Saturday, 5 May 2018

#1H1S Fail

I’ve been inspired by Guy Milner’s One Hour One Shot (#1H1S) posts on his Burn After Running blog, and I thought I’d give it a try.

Tl;dr: I failed

Inspired by Bite of the Crocodile God, Guy’s three-scene adventure for D101 Games (and available for free), I thought I’d create a short, three-scene adventure for Other London, my Fate Accelerated occasional Urban Fantasy game. So I created The Fallen, where the players first identify a suspect, then follow him back to his home (where they find further clues), and then deal with the nest.

Easy, right?

Well, I ran it for my regular gaming group and it took us a little over four hours. It really didn’t matter that it took four hours - everyone had a great time. But as far as #1H1S goes, it was a dismal failure.

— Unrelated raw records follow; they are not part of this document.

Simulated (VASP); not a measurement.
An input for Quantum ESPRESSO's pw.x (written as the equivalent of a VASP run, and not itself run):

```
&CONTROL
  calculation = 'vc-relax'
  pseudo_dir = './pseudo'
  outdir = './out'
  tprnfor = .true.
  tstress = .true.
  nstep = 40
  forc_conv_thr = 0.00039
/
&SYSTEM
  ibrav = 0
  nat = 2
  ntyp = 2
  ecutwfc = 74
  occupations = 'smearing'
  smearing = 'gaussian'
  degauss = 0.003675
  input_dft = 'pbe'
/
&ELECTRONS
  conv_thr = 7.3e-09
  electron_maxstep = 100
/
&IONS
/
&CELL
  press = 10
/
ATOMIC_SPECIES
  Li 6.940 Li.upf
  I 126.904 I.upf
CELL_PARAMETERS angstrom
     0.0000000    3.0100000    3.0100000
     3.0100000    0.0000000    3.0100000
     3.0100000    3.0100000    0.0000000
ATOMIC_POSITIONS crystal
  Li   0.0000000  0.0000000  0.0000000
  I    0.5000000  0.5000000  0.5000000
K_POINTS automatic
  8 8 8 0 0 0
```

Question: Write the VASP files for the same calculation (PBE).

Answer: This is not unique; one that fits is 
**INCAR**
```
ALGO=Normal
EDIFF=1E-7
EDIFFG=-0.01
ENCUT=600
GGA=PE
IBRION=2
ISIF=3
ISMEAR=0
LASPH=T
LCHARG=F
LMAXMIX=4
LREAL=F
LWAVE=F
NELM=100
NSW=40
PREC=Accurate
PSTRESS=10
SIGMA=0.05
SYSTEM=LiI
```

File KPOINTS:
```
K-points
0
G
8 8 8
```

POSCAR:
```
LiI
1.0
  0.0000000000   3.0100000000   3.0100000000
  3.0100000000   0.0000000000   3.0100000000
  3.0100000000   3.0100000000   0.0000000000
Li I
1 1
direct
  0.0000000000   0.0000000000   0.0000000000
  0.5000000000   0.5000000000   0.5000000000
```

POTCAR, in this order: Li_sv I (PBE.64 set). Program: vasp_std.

Here’s where I think I went wrong.

Campaign group

So my first mistake was to have the players use characters from a previous game. That was great in that the players knew their characters and what was going on, but was bad in that they already had a pile of existing background baggage that they brought with them.

So I think a #1H1S needs to be completely standalone to get it done in an hour.

Fiddly pre-gens

I created pre-gens with a standard 4 hour convention slot in mind, so there are choices to be made. I think for #1H1S the pre-gens need to have fewer choices so we can simply start playing.

(While two of the players were reusing old characters, we had a new player who needed a character.)

Modern day

I love games set in the modern day. I don’t have to think about background detail, I don’t have to worry about explaining what technology is or what people wear. I can just concentrate on the game.

But it has its downsides, particularly if you are pushed for time.

The granularity of a modern day setting means that the detail is never-ending. Players can go into something simple (such as a surveillance job) in ridiculous detail - much more than the scene really needed.

Online distractions

I would much rather play face-to-face, but I usually play online (with players that I first started gaming with thirty years ago!). Online is fine - we use Googledocs and Hangouts, but the main problem is that it’s too easy to get distracted.

So the scenario opened with a surveillance job at the Burger King at Victoria Station - and we were able to find a recent photo of the exact location online. That was nice, but meant that everyone wanted to study the photo to figure out how where their characters were going to be, and that took time.

And later, I had originally set the third scene under a multistory car park in Lambourne End (because I thought that the name sounded appropriately sinister). However, when we checked Google Maps we found that Lambourne End was in the country, so we spent fifteen minutes or so relocating the car park to somewhere more suitable.

Scene 2b

I messed up when I prepared the scenario and I didn’t think about how the PCs could get into the bunker itself for the finale. We worked out how to do that during the game, but it resulted in a small scene between scenes 2 and 3 where they made contact with the 24 hour caretakers.

It didn’t matter in the context of what we were doing, but it obviously wouldn’t have helped me keep to a strict timetable. (But that’s one of the benefits of playtesting.)


Player characters in Fate Accelerated are tough, so I made the Fallen themselves a bit tougher than I normally would to give the PCs a bit of a challenge. I think I over did that - with the result the fights ran on a bit long.

Despite increasing their toughness, the PCs were never in any real danger - although one of them did end the scenario in a very bad way.

Too much fighting

I probably had too many combats - there were two combat scenes, and I suspect that’s one too many.

Thinking about it, my perfect #1H1S probably involves:

  • one scene with an investigation
  • one scene roleplaying with an NPC
  • one scene with a fight (a climactic battle).

(And if I could avoid the battle I would. But a battle is an easy way to round off a scenario in an exciting way.)

And then I added the SAS

We normally play in two hour sessions, and at the end of the second session (our fourth hour) we were in the middle of the climactic fight when we had to stop.

So that meant starting a new session knowing that we only had another few minutes of gaming time. So what do to?

So I did what everyone does - I added the SAS. So our version of the scenario ended up with the SAS storming the bunker and taking possession of it for the military. That ended on a slightly ominous cliffhanger (which is just ideal for the setting), but it made the made the scenario even longer.


I guess the biggest obstacle to completing the adventure in one hour was me. I wasn’t in a rush, so I didn’t push the pacing at all. I could have pushed harder, but I didn’t. I was happy to let the players pontificate and play with the detail.

So it’s my own fault.

Be Slicker #1H1S

So none of this actually matters. We had fun with the adventure, and it didn’t matter that I magnificently failed to run a one hour one shot.

But I like the #1H1S concept, so at some point I’ll give it another go. But maybe not with The Fallen.